The idea of Realism

 

The idea of Realism
   
 
And it is perhaps here that his idea of realism, that is to be the dominant theme of all his painting, takes form. The only one to hit the centre with happy intuition and unusual clarity was young Bruno Rosada, in an article on the occasion of a one–man show. And Lucatello would remember him with admiration and respect for the rest of his life.
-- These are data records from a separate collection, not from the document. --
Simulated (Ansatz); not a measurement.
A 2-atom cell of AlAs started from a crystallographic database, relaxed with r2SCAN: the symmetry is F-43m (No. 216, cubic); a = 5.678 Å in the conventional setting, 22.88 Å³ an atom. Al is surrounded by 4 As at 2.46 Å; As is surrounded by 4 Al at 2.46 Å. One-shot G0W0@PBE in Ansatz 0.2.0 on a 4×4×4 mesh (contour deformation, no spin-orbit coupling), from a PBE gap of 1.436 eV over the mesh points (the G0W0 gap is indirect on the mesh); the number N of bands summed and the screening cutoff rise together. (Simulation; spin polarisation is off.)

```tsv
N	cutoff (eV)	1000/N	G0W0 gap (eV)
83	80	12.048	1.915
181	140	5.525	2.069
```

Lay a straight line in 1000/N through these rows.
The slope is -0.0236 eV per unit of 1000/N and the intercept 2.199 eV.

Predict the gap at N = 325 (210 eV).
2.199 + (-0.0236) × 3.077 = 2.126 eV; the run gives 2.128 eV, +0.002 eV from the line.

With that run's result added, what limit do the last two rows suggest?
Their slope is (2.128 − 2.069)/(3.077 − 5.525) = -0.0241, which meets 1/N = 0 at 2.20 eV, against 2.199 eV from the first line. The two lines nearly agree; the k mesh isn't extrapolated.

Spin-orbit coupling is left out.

Because his friends among critics are really few. He realised when the dialogue stopped at the epidermic level of the picture, at the often trickful game of forced comparisons, at the wanting at all costs to find a direction, a group, a comfortable “ism” in which to flatten him. Then he became rigid, argumentative and to the bewildered critic repeated his stubborn, misunderstood intolerance to bear tradition and history. What did signify for him emerging from tradition, contesting the same arguments of history? It meant looking for a new language, which brought back the dialogue between man and nature “to the inside” and therefore “outside” the (historic) system which produced alienation and destruction. Thus, for him painter, it meant “looking” at reality in a different way, making realist pictures that broke classical perspective and proposed a new one: concentrating on a detail and allowing it to spread without preconditioned limits.
Proposing an alternative way of considering nature, of considering man, of thinking of oneself.
And he always showed diffidence towards that so often gratuitous avantgarde art, lacking in interior structure: everyone has his geographical and environmental roots, like a plant, like an animal, and it goes against nature to ignore them. A cosmopolitan painter, he said, is just a travelling salesman.